Know whether a value is a "core" Julia type

In the context of serialisation, I’d like to know if a given variable has type part of Julia’s “core types” (i.e. does not depend on a user-defined type or an external lib). The context is that I’d like to have a different behaviour in code based on whether some user provided value is serialisable + deserialisable “as is” or not.

using Dates
a = 5
b = "foo"
c = today()
is_std_type(a) # true
is_std_type(b) # true
is_std_type(c) # true

struct Foo
  a::Int
end
f = Foo(1)
is_std_type(f) # false

using OrderedCollections
ld = LittleDict(:a =>5, :b=>7)
is_std_type(ld) # false

(PS: I do not want to use JLDx, JSONx for this for separate reasons)

Edit

  1. parentmodule almost gets me to where I want, for any value I can check whether parentmodule(typeof(x)) === Core but that leaves out stdlib libraries like Dates etc.
  2. using pathof I could check whether a module is stdlib I guess, this and (1) would solve my question but it’s a bit ugly:
function is_std_type(x)
   mdl = parentmodule(typeof(x))
   mdl === Core && return true
   p = pathof(mdl)
   isnothing(p) && return false
   return "stdlib" in splitpath(p)
end
# + probably a bunch of exceptions I don't want like
is_std_type(::Function) = false
is_std_type(::Module) = false
1 Like

You need to check the types of type-parameters and fields also.

consider:


julia> struct Foo end

julia> is_std_type(Foo())
false

julia> is_std_type([Foo(), Foo()])
true
2 Likes

I ended up with

(Edit: added a few cases to account for comments below)

is_easily_serializable(x) = is_easily_serializable(typeof(x))
function is_easily_serializable(T::DataType)
    T === Any && return false
    m = parentmodule(T)
    m in (Base, Core) && return true
    p = pathof(m)
    return p !== nothing && "stdlib" in splitpath(p)
end

is_easily_serializable(x::Union{Tuple, NamedTuple}) =
    all(is_easily_serializable, v for v in x)

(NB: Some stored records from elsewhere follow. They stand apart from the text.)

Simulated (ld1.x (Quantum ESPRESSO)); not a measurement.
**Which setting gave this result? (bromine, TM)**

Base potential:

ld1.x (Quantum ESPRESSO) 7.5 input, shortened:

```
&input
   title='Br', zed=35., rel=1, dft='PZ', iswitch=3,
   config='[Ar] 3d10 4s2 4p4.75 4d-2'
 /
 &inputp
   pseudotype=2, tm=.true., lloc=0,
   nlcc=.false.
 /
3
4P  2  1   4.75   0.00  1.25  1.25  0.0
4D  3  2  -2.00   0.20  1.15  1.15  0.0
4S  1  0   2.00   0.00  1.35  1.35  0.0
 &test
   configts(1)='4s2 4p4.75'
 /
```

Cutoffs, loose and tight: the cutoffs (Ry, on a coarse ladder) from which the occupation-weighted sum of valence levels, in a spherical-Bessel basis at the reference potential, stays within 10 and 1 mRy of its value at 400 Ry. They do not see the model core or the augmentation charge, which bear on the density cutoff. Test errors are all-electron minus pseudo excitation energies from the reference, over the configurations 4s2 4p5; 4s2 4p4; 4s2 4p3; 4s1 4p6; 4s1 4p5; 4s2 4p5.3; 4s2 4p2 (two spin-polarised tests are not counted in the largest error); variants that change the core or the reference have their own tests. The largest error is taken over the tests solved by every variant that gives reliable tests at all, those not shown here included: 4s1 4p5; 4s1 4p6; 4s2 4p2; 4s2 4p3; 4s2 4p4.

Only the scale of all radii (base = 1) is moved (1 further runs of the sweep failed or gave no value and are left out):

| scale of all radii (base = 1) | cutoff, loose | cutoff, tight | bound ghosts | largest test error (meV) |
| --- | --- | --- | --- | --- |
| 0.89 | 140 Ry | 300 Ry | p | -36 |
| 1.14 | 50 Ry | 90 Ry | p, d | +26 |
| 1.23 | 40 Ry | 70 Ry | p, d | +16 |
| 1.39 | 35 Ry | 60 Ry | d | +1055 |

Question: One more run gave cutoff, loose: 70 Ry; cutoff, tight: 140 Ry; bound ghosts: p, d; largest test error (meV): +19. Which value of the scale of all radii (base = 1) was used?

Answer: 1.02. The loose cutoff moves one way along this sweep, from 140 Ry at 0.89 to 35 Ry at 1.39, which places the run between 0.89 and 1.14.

is_easily_serializable(x::AA) where AA <: AbstractArray{T} where T =
    all(is_easily_serializable, (T, AA))
is_easily_serializable(x::AR) where AR <: AbstractRange{T} where T =
    all(is_easily_serializable, (T, AR))
is_easily_serializable(x::AD) where AD <: AbstractDict{K, V} where {K, V} =
    all(is_easily_serializable, (K, V, AD))

# For composites with Any type, we need to go over each entry
is_easily_serializable(x::AA) where AA <: AbstractArray{Any} =
    all(is_easily_serializable, (AA, x...))
is_easily_serializable(x::AD) where AD <: AbstractDict{K, Any} where {K} =
    all(is_easily_serializable, (K, AD, values(x)...))

is_easily_serializable(::Function) = false
is_easily_serializable(::Module)   = false
is_easily_serializable(::Ref)      = false
is_easily_serializable(::Ptr)      = false

not quite as nice as I would have hoped but it does the job for now. Suggestions to improve this welcome

PS: /s the name of the function is maybe not ideal, it should be is_easily_serializable_and_deserializable_afterwards_in_a_fresh_julia_session, yeah…

Is the Serialization stdlib not an option for your use case?

The problem with serialization is that there’s no fundamental difference between user defined types and “Core” types. Under the hood, they’re using the same machinery. You’ll run into trouble with pointers (Ptr is a type in julia as well) both in some “core” types as well as in user code, so be aware of that.

1 Like

I am indeed using the Serialization stdlib, the context is basically a serialisation of a “user notebook” where there might be all sorts of types used but if the user only has “easy” types (which is quite likely in my context) then the serialisation - and deserialisation is super easy (meaning that when you deserialise you need zero additional code to recover the exact object).

Otherwise of course I can serialise everything with Serialisation.serialize the question is how much effort is it to recover the actual value in an independent Julia session; in my context it’s quite painful to keep track of user types or the “requires” trick of JLD but it’s reasonable to just fail the serialization for “hard” notebooks which are less likely. (this serialization is used as temporary caching in a next version of Franklin; if it fails the page will just take a bit more time to load which is fine).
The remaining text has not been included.